[xrr rating=2.0/5]An eclectic director with a fundamentally loose style, Michael Winterbottom dabbles in a wide variety of genres, but his fixations remain rigid, continually returning to the same themes, and the same mistakes. This is hinted at here by the source material; Trishna is his third adaptation of a Thomas Hardy novel, after Jude and The Claim a rendering of The Mayor of Casterbridge set during the California Gold Rush. Trishna transports the base story of Tess of the D’Urbervilles even further, moving it to present day India, while employing a lot of conflating and compression to fit everything in. This leaves us with a jagged portrait of title character, a beautiful peasant who gets scooped up, transformed and tossed out by the rakish son of a hotel tycoon.

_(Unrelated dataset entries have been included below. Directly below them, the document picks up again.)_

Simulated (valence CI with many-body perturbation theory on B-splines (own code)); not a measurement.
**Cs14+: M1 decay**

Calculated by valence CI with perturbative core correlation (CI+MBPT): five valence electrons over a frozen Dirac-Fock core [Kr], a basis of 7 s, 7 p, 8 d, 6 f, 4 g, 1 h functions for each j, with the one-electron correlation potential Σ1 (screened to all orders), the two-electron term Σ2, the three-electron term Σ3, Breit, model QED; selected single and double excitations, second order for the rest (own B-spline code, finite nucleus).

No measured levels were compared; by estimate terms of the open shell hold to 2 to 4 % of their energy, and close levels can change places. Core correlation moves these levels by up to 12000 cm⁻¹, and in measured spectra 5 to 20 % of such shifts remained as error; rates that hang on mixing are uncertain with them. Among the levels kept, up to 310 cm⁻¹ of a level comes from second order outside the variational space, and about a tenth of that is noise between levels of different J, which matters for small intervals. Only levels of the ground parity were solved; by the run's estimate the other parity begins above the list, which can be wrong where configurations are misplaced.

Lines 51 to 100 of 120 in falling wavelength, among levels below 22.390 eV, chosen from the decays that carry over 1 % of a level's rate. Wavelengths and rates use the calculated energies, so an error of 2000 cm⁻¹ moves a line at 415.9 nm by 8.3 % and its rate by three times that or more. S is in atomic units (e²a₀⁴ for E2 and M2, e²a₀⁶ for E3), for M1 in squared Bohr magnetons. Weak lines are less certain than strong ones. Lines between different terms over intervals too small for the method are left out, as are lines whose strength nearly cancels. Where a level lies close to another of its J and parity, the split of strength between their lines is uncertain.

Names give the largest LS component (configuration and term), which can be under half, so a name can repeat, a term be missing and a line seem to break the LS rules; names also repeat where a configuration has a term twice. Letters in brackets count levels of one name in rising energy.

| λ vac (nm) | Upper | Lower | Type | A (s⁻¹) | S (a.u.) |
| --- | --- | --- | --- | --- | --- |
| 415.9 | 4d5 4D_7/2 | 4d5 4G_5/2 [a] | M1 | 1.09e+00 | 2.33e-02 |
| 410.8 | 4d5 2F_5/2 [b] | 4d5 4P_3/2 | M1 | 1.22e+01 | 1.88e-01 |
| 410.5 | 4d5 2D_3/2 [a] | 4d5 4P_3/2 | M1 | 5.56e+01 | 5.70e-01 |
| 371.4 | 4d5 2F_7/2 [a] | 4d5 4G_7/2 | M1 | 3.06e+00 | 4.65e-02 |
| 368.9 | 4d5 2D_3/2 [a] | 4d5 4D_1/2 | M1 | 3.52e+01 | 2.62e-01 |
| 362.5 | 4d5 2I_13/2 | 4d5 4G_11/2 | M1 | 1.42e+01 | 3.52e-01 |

The updated setting seemingly sets the stage for more precise social commentary, but this is a smokescreen, since nothing that occurs in Trishna has any special modern relevancy. Despite choosing a new location, Winterbottom just transposes the themes of the novel upon it, and there’s the sense that these broadly sketched events could happen anywhere, at least any place with a stark, inequitable divide between the rich and the poor. This leaves the film feeling hollow and vague, with a story that lacks any real sense of immediacy. The protagonist’s dalliance with the wealthy Jay (Riz Ahmed) takes up the majority of its running time, but it never feels like more than a rote windup to an inevitable tragedy.

A lot of this has to do with the fact that, for an update of a sturdy 19th century novel, Trishna is surprisingly long on loose ends. After taking up with her boss and escaping a life of poverty in Rajasthan, Trishna (Freida Pinto) settles in Mumbai, and the booming metropolis accordingly broadens her horizons. She begins a career as a dancer in a Bollywood-style production, which she’s forced to drop after Jay heads back to the sticks, taking the reins of the empire after his father falls ill. Yet this transition is handled so hastily that there’s no real sense of what the character is losing. Other characters involved in these sequences, like the friendly club promoter who seems to be hiding some devious intentions, get snipped off and disappear.

Packing in all this story under two hours leaves Trishna thin, matching its tourist-eye-view of India’s social problems, which are stressed just as much, and with about as much exploration, as the country’s natural beauty. This has been a recurring issue in Winterbottom’s films, which are possessed with a pronounced social conscience but not the curiosity or gravity to dig beyond the surface of these issues. They pick a problem, express dismay and then seize on a reductive method of resolving it, either via a small victory (the somewhat hopeful resolution to the incessant carnage of Welcome to Sarajevo) or a bloody resolution (the jaunty fire capping The Killer Inside Me which cemented the film’s inability to fully own the shocking violence it presented).

This means that little of the film’s tragedy has an immediate application and none of it feels especially resonant. The result is middlebrow fluff; another in a series of pictorial guides to suffering in exotic nations. This mini-genre has its own specific guidelines, reinforcing the natural beauty of a place to better contrast with the suffering occurring within it, finding a specific, eye-catching vessel for that suffering, and then subjecting them to a variety of indignities. Readers of the novel will know how this all turns out, and the combination of familiar story and boilerplate structure means that the rest of us probably will too.